Every year, about 2 billion gallons of polluted water seep into two rivers and a creek in Washington, DC, when sewers overflow during heavy rainfall. Reducing such flows into local watersheds – and protecting critical wetlands – is a growing challenge for cities worldwide as intense rainstorms become more prevalent and clean water more precious.
Like DC, a growing number of state and local governments are looking to wetland restoration and other nature-based solutions to try to tackle longstanding water management and conservation needs in a changing climate.
Only problem is, who will fund such non-traditional infrastructure projects as public funding sources become increasingly stretched?
Try private-sector investors willing to bet on a “pay-for-success” bond offering, a new financial tool that ties rewards to measurable social or environmental outcomes. Environmental impact bonds, or EIBs, fit under the broad umbrella of green bonds and are just now beginning to gain some traction.

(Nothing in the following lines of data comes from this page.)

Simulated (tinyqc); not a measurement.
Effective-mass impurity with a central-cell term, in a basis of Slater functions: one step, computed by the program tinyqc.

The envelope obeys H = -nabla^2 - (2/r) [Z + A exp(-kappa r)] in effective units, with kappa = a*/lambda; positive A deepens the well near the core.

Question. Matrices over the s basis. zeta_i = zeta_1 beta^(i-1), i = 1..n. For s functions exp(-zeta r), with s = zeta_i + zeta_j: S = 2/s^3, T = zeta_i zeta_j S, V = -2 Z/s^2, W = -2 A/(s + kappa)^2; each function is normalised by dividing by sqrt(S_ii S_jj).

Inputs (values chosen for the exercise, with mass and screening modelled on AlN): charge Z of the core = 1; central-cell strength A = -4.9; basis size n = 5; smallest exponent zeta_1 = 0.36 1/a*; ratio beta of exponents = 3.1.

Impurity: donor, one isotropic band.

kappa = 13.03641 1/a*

We think EIBs could hold the key to the financing of wetland restoration projects to reduce flooding in coastal areas in the U.S. and beyond – much-needed projects for which private-sector support is critical.
Goldman Sachs, Calvert made first bet
DC Water, Washington’s water utility, pioneered the nation’s first EIB bond offering in late 2016 when it sold a $25-million, tax-exempt EIB in a private placement to the Goldman Sachs Urban Investment Group and the Calvert Foundation. The money will initiate the city’s DC Clean Rivers Project, a $2.6-billion program to control storm water runoff and improve local water quality using natural infrastructure.
It could mark the beginning of a new environmental financing mechanism that could eventually open up funding for wetland restoration and coastal resilience projects worldwide.
Three key components must be present to make such a financial tool successful:
1. Returns must be determined by outcome
Part of the project’s risk is transferred from the payor – typically a public entity or the government – to private investors such as commercial investors or philanthropies. These investors are then paid conditionally on the project achieving an expected outcome after a third-party evaluation has been conducted.
There would be agreed-upon natural infrastructure performance tiers that may, for example, give investors additional payments if outcomes are better than expected. Likewise, if the project has lower-than-expected performance, the payor could receive back a portion of the interest investors would otherwise earn.
2. EIBs should generate savings on project costs
The payor must benefit financially from implementing the “pay-for-success” mechanism to finance early natural infrastructure investments. In other words, the project should be cheaper even after paying back investors.
In Louisiana, for example, an analysis by a local research institute demonstrated that if you develop wetland restoration projects 10 years earlier in the planning horizon, the state would save about 30 percent in restoration costs even after paying investors.
3. Performance metrics must be well-defined
The project’s performance metrics should represent a good proxy for environmental outcomes once the project has been completed. Establishing such metrics is one of the key challenges we have identified to bringing this kind of tool to maturity in the green finance market.
Louisiana coast next?
The next big EIB project in the United States could take place in the Mississippi River Delta in Louisiana, where wetlands are disappearing at an alarming rate.
Louisiana’s $50 billion Coastal Master Plan includes natural infrastructure solutions, such as wetland restoration, as a central component to help address the state’s catastrophic land loss challenge. But the state is looking at a funding gap of potentially tens of billions of dollars.
We think EIB’s could be an important part of the solution: NatureVest, the investing branch of The Nature Conservancy just awarded a grant to Environmental Defense Fund to design an EIB to finance a coastal wetland restoration project in Louisiana, which could be a blueprint for other Gulf states and regions.
The timing for such sustainable finance strategies looks good.
While still representing less than 1 percent of global investment assets, the impact investing sector is expected to grow tenfold from $77 billion to about $700 billion by 2020.